Dabernig: The construction of the narrative is dreadfully banal in terms of the oppositions it utilises. However that is intentional and might perhaps be seen as a tried-and-tested means of obtaining funding. I did however stop short of using the location as a rest home for filmmakers in the film – that would have been blatantly redundant. That meant I had to create a new function for this place. I often take decisions on the content reflexively. However, the overall construction and its details are worked out consciously – right down to the level of the editing, the movement, in other words, the way in which the individual components are combined.

Höller: »Hypercrisis« addresses the paradoxical situation of art under Communism in a somewhat eccentric and perhaps also ironic fashion. On the one hand, artists were looked after, with rest cures and psychological support on offer – filmmakers really did travel to this home to recuperate. On the other hand, this went hand-in-hand with pressure to produce art closely linked to the state and in conformity with the system. Has today’s art practice really left all that behind, or do we still – perhaps unconsciously – continue to drag remnants of that around with us?

Dabernig: Structures that could be described as care and support mechanisms certainly do exist. These are, however, comparatively modest and in this case I made the film by putting a considerable sum into the production myself. That means I unfortunately cannot describe myself as an artist receiving care and support. My art practice does not engage actively with institutional framework and the constraints that determine provision of support; in my view the value of a work consists instead in its formal and substantive concentration. I generally work on the basis of associations in developing the level of the meaning in my works. However that is not enough on its own, for I take the relevant decisions from shot to shot and from edit to edit. In other words: an interesting location or an intriguing motif does not necessarily give rise to a work of real substance.

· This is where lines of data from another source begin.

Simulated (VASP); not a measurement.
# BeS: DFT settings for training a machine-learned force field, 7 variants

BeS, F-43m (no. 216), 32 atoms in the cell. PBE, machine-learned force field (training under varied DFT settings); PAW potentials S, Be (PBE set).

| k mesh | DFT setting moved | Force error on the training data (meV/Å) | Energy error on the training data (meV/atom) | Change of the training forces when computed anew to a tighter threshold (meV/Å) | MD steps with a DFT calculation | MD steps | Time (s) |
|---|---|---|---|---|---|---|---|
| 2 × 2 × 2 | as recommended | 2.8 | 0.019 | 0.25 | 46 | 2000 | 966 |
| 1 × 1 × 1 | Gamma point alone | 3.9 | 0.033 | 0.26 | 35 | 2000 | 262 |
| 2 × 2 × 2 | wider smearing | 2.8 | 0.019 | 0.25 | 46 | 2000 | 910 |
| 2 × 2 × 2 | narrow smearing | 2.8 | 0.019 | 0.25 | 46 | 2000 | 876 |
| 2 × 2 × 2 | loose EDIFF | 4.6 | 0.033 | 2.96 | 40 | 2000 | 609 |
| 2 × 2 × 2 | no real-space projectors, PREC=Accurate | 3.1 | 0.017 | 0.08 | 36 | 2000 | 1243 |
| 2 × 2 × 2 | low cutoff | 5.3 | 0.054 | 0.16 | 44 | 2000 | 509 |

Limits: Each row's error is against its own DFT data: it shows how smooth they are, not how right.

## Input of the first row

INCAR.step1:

Höller: Music plays a highly concentrated, and indeed active, role in »Hypercrisis«. What led you to associate the institution with Verdi’s »Requiem« and to ascribe music by Can, who in a sense is the quintessence of Krautrock from the early 1970s, to the crisis-ridden figure? Is this also linked to particular historical codifications?

Dabernig: It is all material for me; I don’t raise detailed questions about it. In any event there is no religious backdrop to my use of Verdi’s »Requiem«. The section I selected is particularly slow and I felt that it provided the right musical correspondence to what was happening in the rest home. I wanted to have confusing, disturbing music for the poet. I thought at first about using a piece by Kaliber 44, a Polish hip-hop band. The question of rights is however always a tricky issue when it comes to music. Meanwhile Christoph Tannert had invited me to a Can exhibition in Germany and I was convinced that I would have no trouble obtaining the rights to a Can song. It turned out I was wrong about that. The whole process was complicated and for the time being I have had enough of using original music by contemporary artists.

Höller: Isn’t it quite a leap from Polish hip-hop to Can?

Dabernig: I don’t think so, at least not in structural terms. I was interested in contrasting two music genres, and this contrast worked with either of these pieces of music.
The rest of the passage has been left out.